Courtesy of Canada: As the Bank of England gets a new boss from the land of the lumberjack, we take a look at other famous Canadians over here calling the shots

 

If you hear someone with a North American twang warning that the British economy is even more doomed than we thought, here's how to get your own back: ask him which part of the United States he is from.

For you can bet your bottom Monopoly-money-looking dollar that the man in question won't thank you for the misconception; even if he is too polite to make a fuss about the mistake.
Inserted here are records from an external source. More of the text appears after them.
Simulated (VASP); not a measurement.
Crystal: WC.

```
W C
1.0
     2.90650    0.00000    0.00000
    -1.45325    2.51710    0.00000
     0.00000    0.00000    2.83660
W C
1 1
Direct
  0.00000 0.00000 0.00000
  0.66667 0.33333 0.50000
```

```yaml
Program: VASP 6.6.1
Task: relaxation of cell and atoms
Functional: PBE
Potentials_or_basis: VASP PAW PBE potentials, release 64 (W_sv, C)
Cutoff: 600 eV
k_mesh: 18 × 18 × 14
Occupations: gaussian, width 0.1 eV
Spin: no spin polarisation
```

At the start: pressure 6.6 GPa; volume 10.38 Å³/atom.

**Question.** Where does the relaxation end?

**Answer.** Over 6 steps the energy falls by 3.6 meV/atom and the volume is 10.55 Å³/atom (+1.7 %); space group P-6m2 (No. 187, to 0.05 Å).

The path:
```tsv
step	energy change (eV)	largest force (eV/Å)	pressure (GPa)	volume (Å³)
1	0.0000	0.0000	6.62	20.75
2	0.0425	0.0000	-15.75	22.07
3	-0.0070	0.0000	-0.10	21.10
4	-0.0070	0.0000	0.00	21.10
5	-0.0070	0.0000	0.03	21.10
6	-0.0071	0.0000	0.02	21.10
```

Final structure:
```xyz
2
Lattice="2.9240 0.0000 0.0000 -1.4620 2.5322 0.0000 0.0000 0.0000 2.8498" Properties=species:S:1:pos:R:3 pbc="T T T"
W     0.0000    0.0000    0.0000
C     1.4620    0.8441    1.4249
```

That's because Mark Carney, who starts tomorrow as the new Governor of the Bank of England, hails not from the US but from Canada: that vast expanse of icy nothingness more famous for lumberjacks and a fondness for red maple leaves than big City players. Or so the popular stereotypes would have you believe.

But there's more going for The True North than back bacon and brawny hockey players. There are plenty more Canadians over here calling the shots than just Mr Carney – which could prove handy if he's feeling homesick when he turns up for work on what is, after all, Canada's national day (celebrating the foundation of the country by the British North America Act in 1867). Let The Independent on Sunday be your guide to Carney's compatriots, and no, they're not American. Didn't you see the maple leaf tattooed on their skin?

Turning over a new leaf

Moya Greene

You do know our postage stamps are all about one woman, right? And no, I'm not talking the Queen. Want to know who to blame for the incessant first-class stamp price rises? Step forward Newfoundlander Moya Greene, Chief Executive of the Royal Mail.

David Furnish

He may not sing like our Elton, but David Furnish is still a star of the British art firmament, largely due to his civil partnership with the rock star. The Ontarian was co-host of the pair's 15th annual White Tie and Tiara Ball last week to benefit the Elton John Aids Foundation. A highlight of the summer season, provided you can afford a ticket.

Bryan Adams

His might be a fleeting physical appearance on these shores, but who can forget the summer of "(Everything I Do) I Do It For You"? Still, Mark Carney can always dial it up on Spotify should he feel the need, or I'm sure there are still tickets available for Bryan Adams's 14 July gig at Stoke Park, in Guildford, Surrey.

Alannah Weston

There were cries of nepotism when the owner of Selfridges department store, Galen Weston, appointed his daughter as its creative director. But Alannah has proved herself more than capable of dictating our shopping desires, if not our needs. Still, someone's got to keep us spending, for the sake of the economy, no?

Autumn Kelly

Given that our Queen has been their monarch for all these years, you could say that Autumn Kelly is getting her own back. The Quebecer married Princess Anne's son Peter Phillips in 2008. Top fact: as daughters Savannah and Isla have dual nationality, they are the first Canadian citizens to be in line to the throne.

Greg Rusedski

Yes, we all liked to call him "our Greg", but you do know that was a bit of a yarn? Born in Montreal, Quebec, Rusedski was a Canadian for two decades of his life before switching allegiance to the Union Jack, aged 22.

Margaret Atwood

OK, so Mr Carney might have to pick up one of the illustrious author's books for a reminder of home, rather than chat in person, but that isn't to lessen the impact Margaret Atwood has had on these shores. Five times shortlisted for the Man Booker prize, her novels are enduringly popular.

Michael Buble

The singer may not be a UK resident (he lives in British Columbia) but he's always popping in. His last three albums topped the UK charts and Bublé marks Canada Day tonight by kicking off his latest tour at London's O2 Arena.